It got so bad late in the process that earlier in the month, Bishop -- the No. 31 prospect in South Carolina, according to Super Prep -- reportedly signed to play his college football at Coffeyville Community College in Kansas.
The 6-foot-4, 295-pound Union (S.C.) tackle had scholarship offers from South Carolina and Clemson rescinded after he waited to make his verbal commitment. To further complicate matters, he failed to make his qualifying SAT score by the time Signing Day had rolled around.
"I kind of got in a bind," Bishop said.
The Tar Heels had been recruiting Bishop for most of the 2003 calendar year as well, but Bishop's mind was made up for the most part -- he simply needed to decide if he wanted to play offense for the Gamecocks or on the defensive side of the ball for the Tigers.
"It was a hard choice; I liked them both the same," Bishop said. "But I liked North Carolina, too. I didn't get up there in time for my official visit."
Bishop, who played most of his career on the defensive line before switching to offensive tackle as a senior, recorded 60 tackles and six sacks as a junior.
According to Yellow Jackets coach Mike Anthony, both Clemson and USC wanted Bishop, but when he would not commit, they each filled his scholarship slot. At that point, with his Division I dreams apparently dashed and his academic situation up in the air, Bishop started looking at smaller schools.
"I've got coaches from Mars Hill coming in, and Georgia Southern also," he told The Spartanburg Herald on Feb. 4. "That's about it."
S.C. State, N.C. Central and N.C. A&T, along with Coffeyville, were other options.
However, just as he did in a similar situation with recent 2004 signee Vince Wilson from Daytona Beach, UNC recruiting coordinator Brad Lawing, as well as Union's primary recruiter Andre' Powell, kept close tabs on Bishop just in case.
As soon as Bishop learned that he had achieved his necessary SAT score on his last attempt, the news was broadcast on the team's web site. And when the Tar Heel coaches learned of the development, Lawing called Union's offensive line coach Kevin Lancaster to see if Bishop might still be interested in UNC.
Carolina's persistence impressed Bishop the most.

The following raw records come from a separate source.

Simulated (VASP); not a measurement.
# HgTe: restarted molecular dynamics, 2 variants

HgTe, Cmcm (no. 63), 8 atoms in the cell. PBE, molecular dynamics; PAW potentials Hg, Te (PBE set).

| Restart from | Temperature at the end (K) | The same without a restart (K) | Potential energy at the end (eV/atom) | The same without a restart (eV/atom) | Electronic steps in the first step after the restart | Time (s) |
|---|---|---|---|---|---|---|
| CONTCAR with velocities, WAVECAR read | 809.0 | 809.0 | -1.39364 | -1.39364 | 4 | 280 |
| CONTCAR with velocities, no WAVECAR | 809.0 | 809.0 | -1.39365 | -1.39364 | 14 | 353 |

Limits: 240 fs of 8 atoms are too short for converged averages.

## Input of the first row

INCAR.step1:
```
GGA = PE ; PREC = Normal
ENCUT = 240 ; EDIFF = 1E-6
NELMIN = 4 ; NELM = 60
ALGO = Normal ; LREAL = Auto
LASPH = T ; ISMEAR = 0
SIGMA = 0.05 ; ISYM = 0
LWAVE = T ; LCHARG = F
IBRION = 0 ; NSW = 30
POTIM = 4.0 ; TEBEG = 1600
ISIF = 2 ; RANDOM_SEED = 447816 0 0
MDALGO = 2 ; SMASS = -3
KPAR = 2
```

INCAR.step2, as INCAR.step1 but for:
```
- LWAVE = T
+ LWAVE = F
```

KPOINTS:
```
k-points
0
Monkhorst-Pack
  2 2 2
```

"They were still interested in me," he said.
Bishop came to Chapel Hill on April 15 for what was classified as an official visit, although he didn't workout for the coaches. There was still enough time for Bishop to visit the campus, and ultimately accept a scholarship offer to enroll in August.
"They already had a tape of me up there," Bishop said. "They evaluated it and they liked me."